Intuitive Device-Based Interactions for Collaboration

In collocated collaborative work scenarios analog media, such as paper and pen, are still very common to use. Their usage is intuitive, they are easy to get and very cheap. However, they lack in digitizing, further editing and sharing of content. In contrast, common devices, such as laptops, support digital creating of content but interfere social interactions of group members, since they form a physical barrier between two persons due to their size and form factor. There are also other technologies for digitizing easily in collaborative scenarios, for example, tabletops or display walls. They also provide direct digital creating, editing and sharing content but rely on special surroundings that provide these technologies. Mobile devices can bridge this gap because they are small enough to not hinder people but still can digitize content. Furthermore, nearly everybody nowadays owns such mobile devices, i.e. smartphones. Although mobile devices seem to have a lot of advantages, they still are not often used in collaboration. According to [1], non-intuitive interactions hinder people to use mobile devices collaboratively. By facilitating the interaction with such devices they can become as easy to use as paper and pen and thus support collaboration.

To address this issue I am aiming to investigate device-based interactions on mobile devices and how they can support collocated collaborative work scenarios. Device-based interactions are performed directly with mobile devices using built-in sensors. They depend on devices and their sensors, users and their cognitive abilities and the surrounding and specific situations. In this thesis the mainly addressed parameters for measuring and evaluating efficient collocated collaboration are user experience [2] and social interaction [3] between collaborating people. Different (user) roles and situations will be taken into account to get insights into how such interactions are performed depending on these roles. Several device-based interactions for collaborative scenarios based on specific tasks as well as requirements and challenges in collaboration are presented. Prototypically implemented, they serve as basis to show, compare and revise the efficiency of device-based interactions, to answer the question on the usefulness of such interactions in collaboration and to get measured results on the users‘ behavior.

[1] Andrés Lucero, Matt Jones, Tero Jokela, and Simon Robinson. 2013. Mobile collocated interactions: taking an offline break together. interactions 20, 2 (March 2013), 26-32.
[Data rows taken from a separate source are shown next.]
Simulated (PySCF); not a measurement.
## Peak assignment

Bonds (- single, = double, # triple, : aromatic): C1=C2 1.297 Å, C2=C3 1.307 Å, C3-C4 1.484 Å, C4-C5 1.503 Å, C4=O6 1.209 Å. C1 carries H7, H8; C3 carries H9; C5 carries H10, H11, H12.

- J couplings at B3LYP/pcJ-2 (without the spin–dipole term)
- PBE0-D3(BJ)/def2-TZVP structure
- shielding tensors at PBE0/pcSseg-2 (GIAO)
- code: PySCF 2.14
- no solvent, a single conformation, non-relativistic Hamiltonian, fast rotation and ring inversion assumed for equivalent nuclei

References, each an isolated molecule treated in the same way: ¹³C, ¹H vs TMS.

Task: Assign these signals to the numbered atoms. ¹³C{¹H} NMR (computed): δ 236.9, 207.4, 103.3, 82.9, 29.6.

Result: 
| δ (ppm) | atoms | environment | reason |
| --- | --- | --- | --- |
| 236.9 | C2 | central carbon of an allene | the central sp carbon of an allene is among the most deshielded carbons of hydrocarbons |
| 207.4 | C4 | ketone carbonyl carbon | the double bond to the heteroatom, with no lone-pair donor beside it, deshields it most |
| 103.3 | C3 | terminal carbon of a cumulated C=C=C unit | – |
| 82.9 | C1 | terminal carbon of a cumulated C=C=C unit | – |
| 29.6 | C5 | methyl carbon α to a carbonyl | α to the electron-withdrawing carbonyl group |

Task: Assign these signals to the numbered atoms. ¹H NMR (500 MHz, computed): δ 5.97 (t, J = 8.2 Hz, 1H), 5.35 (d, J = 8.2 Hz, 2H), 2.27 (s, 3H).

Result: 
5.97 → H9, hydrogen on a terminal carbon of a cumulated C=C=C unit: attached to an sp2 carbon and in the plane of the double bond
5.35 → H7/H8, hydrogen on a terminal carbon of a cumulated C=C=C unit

[2] Sus Lundgren, Joel E. Fischer, Stuart Reeves, and Olof Torgersson. 2015. Designing Mobile Experiences for Collocated Interaction. In Proceedings of the 18th ACM Conference on Computer Supported Cooperative Work and Social Computing (CSCW ’15). ACM, New York, NY, USA, 496-507.

[3] Gustavo Zurita, Miguel Nussbaum, Computer supported collaborative learning using wirelessly interconnected handheld computers, Computers and Education, Volume 42, Issue 3, April 2004, 289-314.